10.5 Miles

As a child I heard someone say an Apache warrior that needed to travel a great distance in a very short time would kill his horse, because while the horse could run faster the warrior could run farther. I’ve never been able to track down that specific quote, but did find in legend that Apache warriors were said to be able to run 50 miles and outrun mounted cavalry.

The story fascinated me, so I began to wonder: how far could you walk in a day? Average human walking speed is about 3 to 5 miles an hour, which isn’t that fast but factoring in human determination one could imagine someone briskly walking 50 miles in a day over level terrain with plentiful sources of food and water along the way.

The actual distances that people do travel are somewhat less. Trail hikers can make somewhere between 17 miles and 30 miles in one day depending on your fitness and the terrain. Horses, in contrast, can go 50 to 60 miles per day when pushed hard, and Pony Express riders (switching horses) could ride up to 75 miles per day. While no doubt individuals have probably gone farther in a day, this gives a rough idea of what humans and horses are roughly capable of.
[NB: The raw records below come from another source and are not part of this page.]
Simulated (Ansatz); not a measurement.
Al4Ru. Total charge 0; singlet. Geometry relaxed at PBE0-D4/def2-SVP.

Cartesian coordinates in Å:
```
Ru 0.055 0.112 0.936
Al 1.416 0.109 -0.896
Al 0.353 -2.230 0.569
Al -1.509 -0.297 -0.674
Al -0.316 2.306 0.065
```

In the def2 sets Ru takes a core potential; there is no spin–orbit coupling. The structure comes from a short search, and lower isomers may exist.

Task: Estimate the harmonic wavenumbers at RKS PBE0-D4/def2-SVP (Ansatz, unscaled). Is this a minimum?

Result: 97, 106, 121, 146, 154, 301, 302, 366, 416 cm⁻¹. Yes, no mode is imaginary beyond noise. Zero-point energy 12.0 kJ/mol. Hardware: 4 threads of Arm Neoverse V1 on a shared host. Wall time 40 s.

BUT before I had done any of the above research in detail I got the bright idea of actually testing the hypothesis myself, by walking out my front door and heading north until I stopped. My wife readily agreed, and we talked about heading north, finding a nice place for lunch, then further north, finding a place for dinner, spending the night in some hotel, and then walking the rest of the way up to San Francisco.

This bright idea failed because I had forgotten to take into account two things: first, how punishingly far south of San Francisco we lived in the “Bay Area” (as the crow flies, Santa Teresa is as close to Santa Cruz on the coast as it is to the base of San Francisco Bay, much less San Francisco itself) and second, the pollution and noise you’d find walking north on a major thoroughfare. SO instead of walking straight towards San Francisco to find out how far we could go, we decided to walk north on the scenic route and find out how much fun we could have – probably a better plan in any event.

I discussed it with a friend, and he suggested that given when we tended to get up (both my wife and I are extreme night owls) we’d probably make ten to fifteen miles. That would take us to Los Gatos or Campbell, but I had this feeling we should not punish our bodies on the first try at this, so we picked Almaden Lake Park as our destination.

We packed a backpack with water, apples, a pair of spare glasses, sunscreen, and a couple of notebooks to draw in, and headed out of the house right at noon. First we tooled over to Santa Teresa County Park, a short walk from our house; we didn’t bother to stop, just noting that it was actually closer than we had thought. We followed Curie Drive past Century Oaks Park, presumably missing the first entrance of the long and narrow park because we could only go a few feet before the paths all started to backtrack. At Snell Road we turned north to Santa Teresa and had a Mojo Burger for a late lunch, which was scrumptious and charming after two hours walking.

We resumed our trek, passing Coyote Alamitos Canal Park and (what Google Maps claims is) Foothill Park before ending up surprisingly early at Almaden Lake Park, an overcrowded but fun park. We were over an hour ahead of schedule, so we walked around, played on swings, and eventually found a shaded bench overlooking the lake where we watched birds and paddleboaters and discussed the meaning of life and the future of human civilization until the nearby fisherman got too jiggy with casting his line and we decided it was time to move.

I hadn’t mapped anything beyond this point, so we walked by the nearby Almaden Station to verify how late the light rail was running, and then walked on to the Westfield Oakridge Mall, one of my favorite places in the South Bay Area, where we hit Target to buy some warmer clothes, then chilled out with some ice cream and saw Surf’s Up. Sandi’s previously broken foot was hurting by this point, and so rather than have her walk on it for two blocks to the Ohlone/Chynoweth line which could at best take us to the Santa Teresa station and another 30 minutes walk back to our house, we instead called for a cab using a number Id preprogrammed into my Treo and had a quick ride home.

The whole experience really made me appreciate cars – it took us a day to go visit destinations that we normally could visit in fifteen minutes – but also appreciate how far we could have gotten had our goal been to travel and not to dawdle. After fiddling around with Google Maps, I computed we’d traveled at least 10.5 miles – actually probably a mile or two farther, as we frequently did things like detour into parks, along side streets, and tossed in a couple loops around the lake. We left home at noon and arrived at the mall shortly after six, which, subtracting park bench time and lunch meant that we were traveling at least two and a half miles an hour – slow for walking but pretty good for dawdling. And other than a little foot pain, we felt great – and the next day, no ill effects.

So next time we’ll go farther – Los Gatos, or Campbell, or simply hit some regular hiking in the hills. And hopefully next year, when we head down to visit our friends in Arizona, we’ll be ready for a longer ride – the 16 mile hike up and down the wall of the Grand Canyon.

No, we’re not Apache warriors, not by a long shot. But we sure are having fun.